The high bit of every byte tells the decoder where it stands. A byte starting with 0 is a complete ASCII character. A byte starting with 10 is a continuation byte. A byte starting with 11 is the start of a multi-byte sequence, and the number of leading 1s tells you how many bytes it spans. This property is called self-synchronization: drop a UTF-8 reader into the middle of a stream and it can find the next character boundary by reading at most three bytes forward.

Character     Codepoint    UTF-8 bytes (hex)
A             U+0041       41
©             U+00A9       C2 A9
€             U+20AC       E2 82 AC
𝓐             U+1D4D0      F0 9D 93 90
🌍            U+1F30D      F0 9F 8C 8D

UTF-16

UTF-16 uses 16-bit code units. Codepoints in the BMP fit into a single unit. Codepoints above U+FFFF require two units called a surrogate pair: a high surrogate from the range U+D800–U+DBFF followed by a low surrogate from U+DC00–U+DFFF. Those 2,048 codepoints are permanently unassigned in Unicode for exactly this purpose — they exist only inside UTF-16 streams.

The surrogate pair encoding is mechanical. Subtract 0x10000 from the codepoint, leaving a 20-bit number. The high 10 bits go into the high surrogate, OR'd with 0xD800. The low 10 bits go into the low surrogate, OR'd with 0xDC00. For U+1D4D0:

U+1D4D0 - 0x10000  = 0xD4D0  = 0000 1101 0100 1101 0000
high surrogate  = 0xD800 | (0xD4D0 >> 10)        = 0xD835
low surrogate   = 0xDC00 | (0xD4D0 & 0x3FF)      = 0xDED0
UTF-16:           D835 DED0

UTF-16 is also sensitive to byte order. The 16-bit code unit 0xD835 can be stored as D8 35 (big-endian, UTF-16BE) or 35 D8 (little-endian, UTF-16LE). To disambiguate, a stream may begin with the codepoint U+FEFF (ZERO WIDTH NO-BREAK SPACE), which serves as a byte order mark (BOM): FE FF means big-endian, FF FE means little-endian. The same codepoint is used as a BOM in UTF-32.

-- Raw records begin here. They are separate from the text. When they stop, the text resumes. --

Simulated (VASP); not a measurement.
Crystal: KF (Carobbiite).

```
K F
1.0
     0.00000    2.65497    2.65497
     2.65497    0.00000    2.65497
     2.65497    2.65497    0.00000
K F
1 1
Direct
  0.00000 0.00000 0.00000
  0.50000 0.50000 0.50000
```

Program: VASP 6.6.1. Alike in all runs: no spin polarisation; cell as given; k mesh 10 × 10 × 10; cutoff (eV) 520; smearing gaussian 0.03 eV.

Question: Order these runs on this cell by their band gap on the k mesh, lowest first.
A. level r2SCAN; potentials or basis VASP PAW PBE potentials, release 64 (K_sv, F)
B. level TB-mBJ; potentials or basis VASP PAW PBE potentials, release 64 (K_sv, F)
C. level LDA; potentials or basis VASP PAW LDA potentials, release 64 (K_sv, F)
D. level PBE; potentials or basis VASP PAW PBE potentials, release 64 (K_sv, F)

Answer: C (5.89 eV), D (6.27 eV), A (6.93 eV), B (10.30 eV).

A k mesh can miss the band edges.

Character     UTF-16 (BE)        UTF-16 (LE)
A             00 41              41 00
©             00 A9              A9 00
€             20 AC              AC 20
𝓐             D8 35 DE D0        35 D8 D0 DE
🌍            D8 3C DF 0D        3C D8 0D DF

UTF-32

UTF-32 uses 32-bit code units. Every codepoint is exactly four bytes. There are no surrogates, no continuation bytes, no length signalling. The encoding is the codepoint, zero-padded to 32 bits, with an optional BOM and a byte-order question for stored streams.

Character     UTF-32 (BE)
A             00 00 00 41
©             00 00 00 A9
€             00 00 20 AC
𝓐             00 01 D4 D0
🌍            00 01 F3 0D

UTF-32 is rare on disk and rarer on the wire because the storage cost is so high — every ASCII character pays for four bytes when it would be content with one. Where it does appear is inside text-processing libraries that want O(1) indexing by codepoint. Python's internal string representation, for example, picks between Latin-1, UCS-2 (BMP-only UTF-16), and UTF-32 per string depending on the maximum codepoint, precisely to keep indexing constant-time without paying the UTF-32 storage cost everywhere.

Size in practice

The choice of encoding matters less for compactness than people sometimes assume. The cost depends heavily on the script:

Text sampleUTF-8UTF-16UTF-32
"Hello, world" (English, 12 chars)12 bytes24 bytes48 bytes
"Καλημέρα" (Greek, 8 chars)16 bytes16 bytes32 bytes
"你好世界" (Chinese, 4 chars)12 bytes8 bytes16 bytes
"🌍🌎🌏" (emoji, 3 grapheme clusters)12 bytes12 bytes12 bytes

For ASCII text UTF-8 is half the size of UTF-16 and a quarter of UTF-32. For Greek, Cyrillic, Armenian, Hebrew, and Arabic — scripts in the U+0080–U+07FF range where UTF-8 uses two bytes per codepoint — UTF-8 and UTF-16 are tied. For East Asian scripts in the BMP, UTF-16 is more compact than UTF-8. Above the BMP all three encodings converge: four bytes per codepoint.

The BOM

A byte-order mark is the codepoint U+FEFF written at the start of a stream. It has three uses, only one of which is strictly justified:

UTF-16 / UTF-32
Disambiguates big-endian from little-endian. This is the legitimate purpose.
UTF-8
Identifies the stream as UTF-8 (encoded as the three bytes EF BB BF). Largely a Microsoft convention; tolerated but discouraged by most Unix tooling, which treats it as a non-empty first character.
Mid-string
U+FEFF embedded anywhere except the start should be read as ZERO WIDTH NO-BREAK SPACE. Modern Unicode reserves a separate codepoint, U+2060 WORD JOINER, for that semantic use, leaving FEFF to its byte-order job.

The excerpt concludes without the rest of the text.